Lifeguard Ambulance Service celebrated the completion of a new ambulance maintenance facility during a ribbon cutting ceremony and broke ground on its next expansion project Thursday.
"This is symbolism of a prosperous economy," said Jason Kimbrell, Regional Executive for Lifeguard Ambulance Service. "We have transformed growth over phases."
Construction of the new $830,000 fleet maintenance facility began Dec. 2011, after being funded with traditional lending sources and a substantial reinvestment into the business by owners John and Deborah Roche.
"It's going to bring in additional dollars to the community," Kimbrell said of the new facility. "We have a very dynamic business model that will increase and infuse tax dollars."
The Avalon location has become the fleet maintenance headquarters for the northwest Florida locations.
"We have one unit (ambulance) from that came in last night from Columbia County in 'limp mode,' meaning they didn't know what was wrong with it," Kimbrell said. "So we brought it here. It'll be here for about 30 days undergoing a bumper-to-bumper inspection to find out what's wrong."
Chief mechanic Richard Garrett said bringing the vehicles to this area will promote the local economy by supporting local businesses. The parts are sourced from local stores. They are not set up with a paint booth and will outsource that task to local paint and body shops.
The staff can perform all aspects of rebuilding the vehicles from the engine and transmission, to the upholstery, according to Garrett. The new facility features a 30,000 lb. lift that is capable of heavy loads, such as Sacred Heart's neonatal intensive care unit, specializing in the transport of newborn babies and pregnant mothers.
Garrett said its much more cost effective to refurbish the vehicles, when a new, standard ambulance costs $125,000. The maintenance shop can rebuild a vehicle and have it essentially brand new for $25,000 to $30,000. Specialty vehicles can cost much more, like the neonatal intensive care unit carrying a price tag of $265,000.
Local governmental representatives broke ground on the next phase of the project, which is set to begin immediately. The ambulance service will renovate the old maintenance building to expand their administrative capacity and have an area for training.

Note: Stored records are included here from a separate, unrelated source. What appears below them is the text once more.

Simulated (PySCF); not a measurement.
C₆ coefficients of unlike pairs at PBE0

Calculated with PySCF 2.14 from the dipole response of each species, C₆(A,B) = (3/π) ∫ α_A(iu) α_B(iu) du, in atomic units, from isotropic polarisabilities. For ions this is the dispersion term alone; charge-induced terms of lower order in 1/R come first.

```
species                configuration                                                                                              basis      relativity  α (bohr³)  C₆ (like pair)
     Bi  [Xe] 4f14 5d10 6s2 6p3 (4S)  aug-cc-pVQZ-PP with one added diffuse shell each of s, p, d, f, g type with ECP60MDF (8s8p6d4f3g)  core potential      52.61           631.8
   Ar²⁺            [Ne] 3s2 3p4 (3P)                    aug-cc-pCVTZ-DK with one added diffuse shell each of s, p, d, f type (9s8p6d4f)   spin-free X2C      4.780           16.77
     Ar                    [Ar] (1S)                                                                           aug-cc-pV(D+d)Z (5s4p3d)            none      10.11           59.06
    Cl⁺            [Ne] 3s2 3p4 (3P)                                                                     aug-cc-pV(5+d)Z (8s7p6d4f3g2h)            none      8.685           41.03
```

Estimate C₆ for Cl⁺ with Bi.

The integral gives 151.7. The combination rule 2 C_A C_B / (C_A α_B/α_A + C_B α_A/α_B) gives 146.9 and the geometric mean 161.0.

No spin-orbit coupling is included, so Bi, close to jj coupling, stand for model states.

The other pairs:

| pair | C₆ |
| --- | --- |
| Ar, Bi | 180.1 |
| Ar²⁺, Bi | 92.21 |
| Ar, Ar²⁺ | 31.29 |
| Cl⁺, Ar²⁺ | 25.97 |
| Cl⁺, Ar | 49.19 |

"The goal is to part the admin space is to build a leadership training lab," Kimbrell said. "EMS leaders from across the county could come here and learn what it takes to be successful in the industry. And of course, they would be staying in area hotels and stimulating the local economy."
Since August 2007, Lifeguard Ambulance Service has grown from 67 employees in the northwest Florida region to more than 170. The company received a Commission of Accreditation of Ambulance Services accreditation for meeting established standards of excellence set by state and local regulations.